1 Line up for new art.

Terran Last Gun (Piikani) present a series of ledger drawings in Terran Last Gun, an exhibition opening Friday at Hecho Gallery, in Santa Fe. The exhibit, which runs through April 2, includes 18 new works and a gallery wall mural. “It really complements the work and acts as something to draw people in and further explore the space,” says Last Gun. “It’s going to create an experience and mood.”

An Institute of American Indian Arts graduate, Last Gun uses strong color play and geometric forms that draw on his printmaking practice and his Indigenous history. “A lot of that stems from my culture and my nation, looking at our painted lodges and working with some of that visual vocabulary,” says Last Gun, whose father was also a ledger artist. “It’s a continuum, but it’s also growth and development.” Catch Last Gun’s artist talk on Saturday at 2 p.m.

Led by Daniel Castro, the Lienzo Charro El Pedregal perform rope tricks during Cowboy Days. Photograph courtesy of the New Mexico Farm & Ranch Heritage Museum.

2 Lasso a good time.

The 23rd annual Cowboy Days saddles up at the New Mexico Farm & Ranch Heritage Museum, in Las Cruces, with activities, demonstrations, and live music on Saturday from 9 a.m. to 4 p.m.

The event celebrates farming history and culture with trick roping exhibitions, equestrian activities, chuck wagon cooking, blacksmithing, horseshoeing, and craft booths. Linda McDaniel and her working dogs show off their herding talents at 10 a.m., noon, and 3 p.m. The Castro family performs trick roping and traditional charreada in full costume at 11:30 a.m. and 2:30 p.m. Neal McCowan serenades the food truck court from 12:30 to 3:30 p.m.

“I really like the demonstrations on horseback,” says Craig Massey, Farm & Ranch Heritage Museum director of public relations. He also recommends the Parade of Breeds, in which livestock manager Greg Ball trots out various cattle breeds, from Angus to longhorn, and discusses their history and characteristics. “There’s so much to see on our 47-acre property.” 

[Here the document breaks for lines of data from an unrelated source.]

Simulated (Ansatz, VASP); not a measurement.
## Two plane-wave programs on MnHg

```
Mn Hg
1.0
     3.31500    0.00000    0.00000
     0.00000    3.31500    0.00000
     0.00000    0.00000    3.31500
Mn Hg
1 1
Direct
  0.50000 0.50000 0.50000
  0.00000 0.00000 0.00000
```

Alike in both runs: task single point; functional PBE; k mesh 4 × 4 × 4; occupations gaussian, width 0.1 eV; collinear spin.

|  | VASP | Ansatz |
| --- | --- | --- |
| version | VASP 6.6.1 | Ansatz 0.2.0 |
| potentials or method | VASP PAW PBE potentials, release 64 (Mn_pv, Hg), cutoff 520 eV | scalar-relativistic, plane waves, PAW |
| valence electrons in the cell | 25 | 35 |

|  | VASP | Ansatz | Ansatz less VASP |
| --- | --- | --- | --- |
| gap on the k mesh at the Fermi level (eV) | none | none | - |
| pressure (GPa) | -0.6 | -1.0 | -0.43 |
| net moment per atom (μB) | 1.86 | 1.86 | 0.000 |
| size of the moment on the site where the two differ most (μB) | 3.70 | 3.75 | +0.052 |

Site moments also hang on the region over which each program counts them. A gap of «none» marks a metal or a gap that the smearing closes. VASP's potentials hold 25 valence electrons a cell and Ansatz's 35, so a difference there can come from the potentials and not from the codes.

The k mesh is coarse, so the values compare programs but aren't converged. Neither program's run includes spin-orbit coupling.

Turn up the heat at the National Fiery Foods and BBQ Show. Photograph by Heijo Reinl/Unsplash.

3 Crank the Scoville scale.

Prepare for a spicy weekend as the National Fiery Foods and BBQ Show heats up Sandia Resort & Casino in Albuquerque. Heat lovers can sample and buy more than 1,000 products, check out barbecue and cooking demos, and watch as culinary pros compete in bracket-style 505 Food Fights. Started by Dave DeWitt and his wife, Mary Jane Wilan, in 1988, the show is one of the biggest displays of peppery bites in the country. Don’t miss goodies from La Posta Chile Company, Wild West Pickles, Texas Toffee, Sauce Leopard, Pop Pop’s Italian Ice, Oso Rojo Hot Sauce, MisoHeat, and more.

David Yang performs with the Taos Chamber Music Group for "A Love Affair." Photograph courtesy of the Taos Chamber Music Group.

4 Make your heart flutter.

The Taos Chamber Music Group takes inspiration from poetry, art, and letters for its A Love Affair concert at the Harwood Museum on Sunday at 5:30 p.m. The program includes Libby Larsen’s Black Birds, Red Hills, inspired by her love of New Mexico’s high desert and Georgia O’Keeffe’s paintings, as well as Valerie Coleman’s Fanmi Imen (Human Family), which includes a poem by Maya Angelou.

Nancy Laupheimer, Taos Chamber Music Group director and a flutist who performs with the ensemble, says the unique combination of poetry, letters, artworks, and music makes this concert stand out. “The fact that so many things are part of the performance is exciting,” she says.

Vanessa Alvarado is one of 30 female artists featured in "Unfinished Business" at the Doña Ana Arts Council gallery. Photograph courtesy of the Doña Ana Arts Council.

5 Show up for women artists.

The spotlight shines on perseverance in the new Unfinished Business: Women’s Power of Persistence exhibit at the Doña Ana Arts Council gallery. Curated by Mary Diesel, the exhibition features 30 women from New Mexico, Arizona, Colorado, and Texas who work in mediums ranging from sculpture to fiber art.

“I think it’s really important to a acknowledge the contributions of all women during Women’s History Month,” says Penny Peace, gallery manager at Doña Ana Arts Council. Keeping in line with DAAC’s mission, Unfinished Business, which opens with a reception Friday from 5 to 8 p.m. and runs through March 29, represents a diverse group of artists, both emerging and established. “The response from the artists has been almost overwhelming, and the response from the community has been outstanding.”